No visiting coach has lost more basketball games at McKale Center than Mike Montgomery. Not Don Haskins, not Ned Wulk, not Ralph Miller.

Nobody, living or dead.

Monty started his career 0-10 at McKale. He lost most of 'em big, too: 96-61 and 89-51 and 90-65.

He remembers those days, of course, each one stamped into a coach's recall, most of them absorbed while coaching Stanford to 12 NCAA tournaments. But as Monty was walking from Cal's locker room to do his radio show Sunday night, a 77-69 winner, he was reminded not that he has lost 16 games here, but, of all things, that he has won seven.

No visiting coach can match that one, either. Not Haskins (5), not Miller (5) not even Ben Howland (4) or any Sun Devils coach.

"I've been here more than anyone else," Montgomery said, unable to maintain a straight face after turning the UA defense inside out. "Hey, I've been here a long time."

Monty is 65 now, but he looks 55 and on Sunday his team must've made him feel 35. He remains the Wildcat Killer, winning at McKale in seven of his last 13 appearances - each one of them shaking the foundation of the McKale mystique.

He was so into Sunday's game that he knew, exactly, the math of his team's mid-game run that changed the complexion of Arizona's season.

"What did you think of that 15-2 run?" he was asked.

"It was 17-2 to be exact," he said.

Cal went from a 38-33 halftime deficit to a 50-40 lead, and Arizona cracked and eventually croaked.

"It was a heck of a win for us, on the road," he said. "We've been here five days."

But when you thump the nation's No. 7 team, it only seems like five hours.

Cal began this UA-ASU trip Wednesday as a non-contender, a non-item to be brutally honest. After opening the season 6-0 against Cupcakes-R-Us, the Bears lost nine of 16 and most people considered them to be nothing more than middle-of-the-pack fodder.

But on Sunday, the fodder became a force. Allen Crabbe played so well, scoring 31 points, that he reminded distressed McKale fans of another one of Monty's shooting guards, Dion Cross.

In 1996, while he was coaching Stanford, Montgomery sat on the McKale bench and watched as Cross swished seven consecutive three-pointers, scoring 27 points as the Cardinal dazzled No. 11 Arizona, 85-79. That game broke Montgomery's 0-for-forever streak in Tucson.

"I do remember it," Montgomery said Sunday. "Dion didn't miss a shot."
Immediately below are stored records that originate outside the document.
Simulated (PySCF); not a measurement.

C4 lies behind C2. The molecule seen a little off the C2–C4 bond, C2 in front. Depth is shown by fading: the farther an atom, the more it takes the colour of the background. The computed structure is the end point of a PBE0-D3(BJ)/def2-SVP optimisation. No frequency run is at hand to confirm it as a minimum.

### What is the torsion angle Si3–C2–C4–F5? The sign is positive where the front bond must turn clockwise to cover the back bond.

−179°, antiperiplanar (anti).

Sunday's game was a virtual reprise. Crabbe wasn't good, he was sensational. He made 12 of his 15 shots. It seemed like he made 16 of them. Arizona coach Sean Miler correctly said, "I'd guess that was Cal's best offensive performance of the year."

The Bears made 58.8 percent of their shots. Not only was it Cal's top percentage of the season, it was the first time since Dec. 22, against Harvard, that the Bears exceeded 50 percent.

On some nights, no matter what you do, the basketball gods aren't going to let you win. Sunday was one of those games. Crabbe was Dion Cross 17 years later. The Bears would've beat almost any UA team of the last 25 years.

For most of the season, Cal has been challenged defensively by opposing big men. ASU's Ruslan Pateev, for instance, had a 12-point, eight-rebound night against the Bears on Thursday. Washington's Aziz N'Diaye had a 12-12 double-double, and Stanford's Dwight Powell had a 17-9 stat line.

But Arizona couldn't match that, couldn't go inside with productivity, because Montgomery dusted off a zone defense that chopped up Arizona's offense and made it stand still. It's unclear whether it was a 1-2-2 or a 2-3 or a 2-1-1 zone. To the Wildcats, it must've looked like a 4-3-4.

"Arizona didn't execute great," said Montgomery. "We haven't been very good in (a zone), frankly. It's a matter of a game, and a circumstance, to see how it works. There's certainly a chance we would use it again."

One doesn't have to be a coach to surmise that the zone-challenged Wildcats are going to see a similar defense when it goes to Colorado and Utah this week.

"We took bad shots," said Miller. "We had a deer-in-the-headlights look against it."

The most disturbing pattern to Arizona's offense isn't that Montgomery out-schemed Miller with a zone, but that the Wildcats shot 39.3 percent. Arizona hasn't shot 50 percent afield since it played Oral Roberts about a million years ago. Since then it was under 40 percent against Washington, UCLA, Utah and San Diego State.

Maybe this isn't a mid-season slump. Maybe it's a good reflection on the shooting ability of this team.

Maybe every game is going to be a grind, home and road. That's the way much of the season has gone. If you're faint of heart, you might want to look away for the next six weeks.

"You've got to be able to take everybody's best punch and punch 'em back," said UA senior Solomon Hill.

But on Sunday, when the Bears punched, Arizona fell back and ultimately fell apart.